Prime Minister Narendra Modi Thursday raised the issue of cross-border terrorism emanating from Pakistan during his talks with Chinese President Xi Jinping here and said India expects "concrete action" by Islamabad to create an atmosphere free of terror for the resumption of dialogue.
Prime Minister Modi met President Xi on the sidelines of the Shanghai Cooperation Organisation (SCO) Summit here and discussed the full spectrum of bilateral relations.
This is the first meeting between the two leaders after Modi's re-election following the stunning victory of the BJP in the general elections last month.
The meeting also comes a month after the 1267 Al Qaeda Sanctions Committee of the powerful UN Security Council designated Pakistan-based terror group Jaish-e-Mohammed chief Masood Azhar as a global terrorist after China, Pakistan's closest ally, lifted its technical hold on the proposal to blacklist him.

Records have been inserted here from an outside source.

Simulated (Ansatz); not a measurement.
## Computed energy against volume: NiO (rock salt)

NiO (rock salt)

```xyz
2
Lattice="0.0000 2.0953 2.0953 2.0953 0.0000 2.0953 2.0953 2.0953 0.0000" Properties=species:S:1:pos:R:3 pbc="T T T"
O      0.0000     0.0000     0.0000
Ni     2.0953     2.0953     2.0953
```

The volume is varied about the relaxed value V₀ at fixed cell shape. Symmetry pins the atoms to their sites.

Briefing the reporters after the meeting, Foreign Secretary Vijay Gokhale said that there was a brief discussion on Pakistan during the talks between the two leaders.
He said India has a consistent position with respect to Pakistan that it wants peaceful relations with Islamabad.
Gokhale said Prime Minister Modi told President Xi that he has made efforts to improve ties with Islamabad but these efforts have been "derailed".
"Pakistan needs to create an atmosphere free of terror, but at this stage we do not see it happening. We expect Islamabad to take concrete action" to resume talks, Gokhale quoted the prime minister as telling President Xi.
Modi's comments came ahead of President Xi's meeting with Pakistan Prime Minister Imran Khan, who is also here in the Kyrgyz capital to attend the SCO summit.
Khan has twice written to Prime Minister Modi, seeking resumption of dialogue on all issues, including Kashmir.
Responding to Khan's overtures, Prime Minister Modi told his Pakistani counterpart that creating trust and an environment free of violence and terrorism was essential for fostering peace and prosperity in the region.
India has not been engaging with Pakistan since an attack on the Air Force base at Pathankot in January of 2016 by a Pakistan-based terror group, maintaining that talks and terror cannot go together.
Early this year, tensions flared up between India and Pakistan after a suicide bomber of Pakistan-based Jaish-e-Muhammed (JeM) killed 40 CRPF personnel in Kashmir's Pulwama district.
Amid mounting outrage, the Indian Air Force (IAF) carried out a counter-terror operation, hitting the biggest JeM training camp in Balakot in Pakistan on February 26. The next day, Pakistan Air Force retaliated and downed a MiG-21 in an aerial combat and captured an IAF pilot, who was later handed over to India.
China played a role in easing tensions between New Delhi and Islamabad.